Alex Ross
[Login to edit this page]
Ross' rendering style, his attention to detail, and the perceived tendency of his characters to be depicted staring off into the distance has been satirized in Mad magazine.
Alex Ross first became enamored of superheroes as a child, when he saw Spider-Man on the children's TV series The Electric Company.
He was an illustration student at Chicago's American Academy of Art.
Before breaking into comics, Ross worked as a storyboard artist. His first published work was the 1990 five-issue miniseries, Terminator: The Burning Earth, written by Ron Fortier and published by NOW Comics. Ross created all of the art, from pencils through coloring for the series. He performed similar work on a variety of titles over the next few years. In 1993, he completed his first painted superhero assignment, the cover of a Superman novel, Superman: Doomsday & Beyond.
During this time, Ross met writer Kurt Busiek, and the two began submitting proposals for series that would feature paintings as their internal art. Marvel agreed to a project that would tell much of the history of the Marvel Universe from the perspective of an ordinary person. That limited series, Marvels, was released in 1994, and chronicled the life of a photojournalist, as he reacted to living in a world of superheroes and villains.
Busiek, Ross, and penciller Brent Anderson went on to create Astro City, first published by Image Comics in 1995 and later by Wildstorm Comics. The series features an original superhero world and continues the theme of Marvels, exploring how ordinary people, superheroes and villains react to a world where the fantastic is commonplace. Ross paints the covers and helps set the costumes and the general look and feel for the series, which has been published sporadically in recent years.

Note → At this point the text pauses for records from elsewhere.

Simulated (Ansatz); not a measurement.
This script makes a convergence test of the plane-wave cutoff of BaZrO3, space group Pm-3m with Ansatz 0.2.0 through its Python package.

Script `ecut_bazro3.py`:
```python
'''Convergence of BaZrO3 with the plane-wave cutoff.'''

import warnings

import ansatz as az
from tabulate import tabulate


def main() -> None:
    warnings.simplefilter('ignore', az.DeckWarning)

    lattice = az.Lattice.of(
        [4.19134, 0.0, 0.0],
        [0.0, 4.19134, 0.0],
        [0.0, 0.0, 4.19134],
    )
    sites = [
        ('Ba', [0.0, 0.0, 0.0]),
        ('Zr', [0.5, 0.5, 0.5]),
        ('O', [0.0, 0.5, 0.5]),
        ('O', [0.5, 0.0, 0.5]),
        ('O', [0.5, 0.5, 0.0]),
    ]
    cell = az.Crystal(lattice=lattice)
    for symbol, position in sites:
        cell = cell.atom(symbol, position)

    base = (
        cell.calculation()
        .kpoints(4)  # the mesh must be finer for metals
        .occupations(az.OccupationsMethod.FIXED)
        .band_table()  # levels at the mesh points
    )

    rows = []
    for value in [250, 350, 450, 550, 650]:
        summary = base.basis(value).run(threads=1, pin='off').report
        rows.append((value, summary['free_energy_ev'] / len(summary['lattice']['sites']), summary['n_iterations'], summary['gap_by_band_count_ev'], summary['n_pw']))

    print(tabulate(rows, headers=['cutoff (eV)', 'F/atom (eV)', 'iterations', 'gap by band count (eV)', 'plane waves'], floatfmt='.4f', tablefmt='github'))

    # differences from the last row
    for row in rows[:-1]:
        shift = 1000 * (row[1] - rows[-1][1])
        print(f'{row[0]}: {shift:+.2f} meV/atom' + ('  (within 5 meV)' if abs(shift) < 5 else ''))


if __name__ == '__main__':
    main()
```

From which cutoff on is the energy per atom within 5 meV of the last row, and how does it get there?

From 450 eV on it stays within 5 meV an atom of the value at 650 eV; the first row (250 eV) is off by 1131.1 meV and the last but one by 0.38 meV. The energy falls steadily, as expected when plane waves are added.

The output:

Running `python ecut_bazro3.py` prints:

In 1996, Ross worked with writer Mark Waid on the DC Comics limited series Kingdom Come, which presents a possible future for the DC universe, in which Superman and several other classic superheroes return from retirement to tame a generation of brutal anti-heroes. The work featured Ross' redesigned versions of many DC characters, as well as a new generation of characters.
Ross followed Kingdom Come with Uncle Sam, a non-superhero work for DC's Vertigo line, an experimental work that examined the dark side of American history.
In the early 2000s, with writer Jim Krueger, Ross plotted and designed characters for a trilogy of Marvel limited series, Earth X, Universe X, and Paradise X, which combined dozens of Marvel characters from various time periods.
Between 1998 and 2003, writer Paul Dini and Ross produced annual tabloid-sized editions celebrating the 60th anniversaries of DC Comics' Superman (Peace on Earth), Batman (War on Crime), Shazam (Power of Hope), and Wonder Woman (Spirit of Truth), as well as two specials featuring the Justice League, Secret Origins and Liberty and Justice.